Smiler connects tourists with local photographers for shoots at iconic destinations, but positions itself in the $2.3 trillion travel market rather than the photography marketplace category.
ENTRY ANGLES
B2B2C-first approach: establish supply/quality standards through professional channel before opening consumer marketplace · Premium positioning against smartphone photography by targeting users seeking visibly differentiated results · Category repositioning strategy: frame niche product in larger addressable market (e.g., 'travel experience' vs 'photography marketplace')
VERTICALS
CAPABILITIES
B2B sales and partnership management with professional/enterprise channels, Supply-side curation and quality standards enforcement, Market positioning and investor narrative development
SMILER FOUNDER
“Photography marketplace”
Smiler has figured out that the real money isn't in photography – it's in travel. The marketplace connects tourists with local photographers for professional shoots at iconic destinations: a session near the Eiffel Tower, for example, runs €25–45 and can include up to eight people photographed for anywhere from 15 minutes to an hour and a half. The photographer meets clients on location, already knows the best angles, and delivers edited photos within 48 hours.
The economics are simple. Photographers keep 80% of the session fee for shoots in publicly accessible locations, or 60% when the location requires special access arrangements that Smiler itself negotiates. There's also an "all-inclusive" tier where Smiler handles the full business infrastructure for freelance photographers – training, payment processing, scheduling – in exchange for an additional cut.

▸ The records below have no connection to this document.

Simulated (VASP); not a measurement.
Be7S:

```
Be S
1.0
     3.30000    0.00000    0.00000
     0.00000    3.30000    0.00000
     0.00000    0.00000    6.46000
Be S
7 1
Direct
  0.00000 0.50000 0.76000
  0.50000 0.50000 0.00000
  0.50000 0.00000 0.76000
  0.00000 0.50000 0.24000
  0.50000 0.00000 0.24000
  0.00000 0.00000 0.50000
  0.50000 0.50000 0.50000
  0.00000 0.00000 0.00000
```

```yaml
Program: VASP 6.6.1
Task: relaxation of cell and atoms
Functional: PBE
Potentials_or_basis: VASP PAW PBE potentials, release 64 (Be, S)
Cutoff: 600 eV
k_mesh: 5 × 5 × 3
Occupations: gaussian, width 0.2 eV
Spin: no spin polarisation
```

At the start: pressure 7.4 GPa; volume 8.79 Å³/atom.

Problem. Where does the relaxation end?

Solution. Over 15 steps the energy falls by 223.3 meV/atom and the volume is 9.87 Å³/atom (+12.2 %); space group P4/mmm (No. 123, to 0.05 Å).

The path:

Smiler launched in May 2021 and spent its first year building a network of 20,000 photographers before raising its first €7.4M round. A year later it raised another €7.9M. For a European startup growing on the back of tourism demand, that fundraising pace is notably strong.
The public marketplace – where travelers can book directly – only just launched, coinciding with this latest round. Before that, the company operated on a B2B2C model, supplying photographer networks to online travel agencies who bundled sessions as upsells to their existing bookings.
The most deliberate move Smiler has made is refusing to call itself a photography marketplace. It positions itself as part of the travel market – currently valued at $2.3 trillion – and that distinction matters enormously for how investors price the business. Uber and Tinkoff both fought hard to be classified as technology companies rather than a taxi service and a bank, precisely because tech multiples on revenue run 10–20x versus 0.5–1.5x on profit for traditional sector comps. The same logic applies here: a travel company carries a fundamentally different valuation ceiling than a photographer booking tool.
The sequence of going B2B2C before B2C is also unusual. Most startups start with consumers, burn through small transaction sizes and high-touch support demands, and only later discover the relief of selling to businesses. Smiler did it backwards – building a reliable commission stream through travel agencies first, then opening the direct consumer channel once unit economics and supply were proven.
There's a broader cultural current running through this. A [recent review](/review/ne-vylozhil-fotochki-schitaj-ne-otdohnul) covered Unravel, a travel platform built around the premise of "Instagram-worthy" destinations. Smiler takes that one step further: not just the right place, but professional-quality images of you in it. The underlying behavior – experiences only count once documented – isn't fading. It's the hook that both companies are building businesses on.
The first lesson for any founder here is about market positioning. How you define your category determines which investors look at you, which revenue multiples apply, and how analysts model your upside. "Photography marketplace" is a small category. "Travel experience" is a massive one.
The B2B2C-first approach is also worth copying. Selling to travel agencies gives Smiler a predictable revenue base and forces the product to meet professional standards before consumers even see it. By the time the marketplace opened, the supply side was already seasoned.
The deeper angle is the anti-smartphone bet. As more people take more photos exclusively on phones, the pool of people who want something visibly different from the crowd grows in absolute numbers. Smiler's market expands precisely because phone photography improves – the gap between "good enough" and "genuinely professional" becomes more visible, not less, as the average baseline rises. The fundraising momentum suggests the model is working well enough to merit close attention as a template.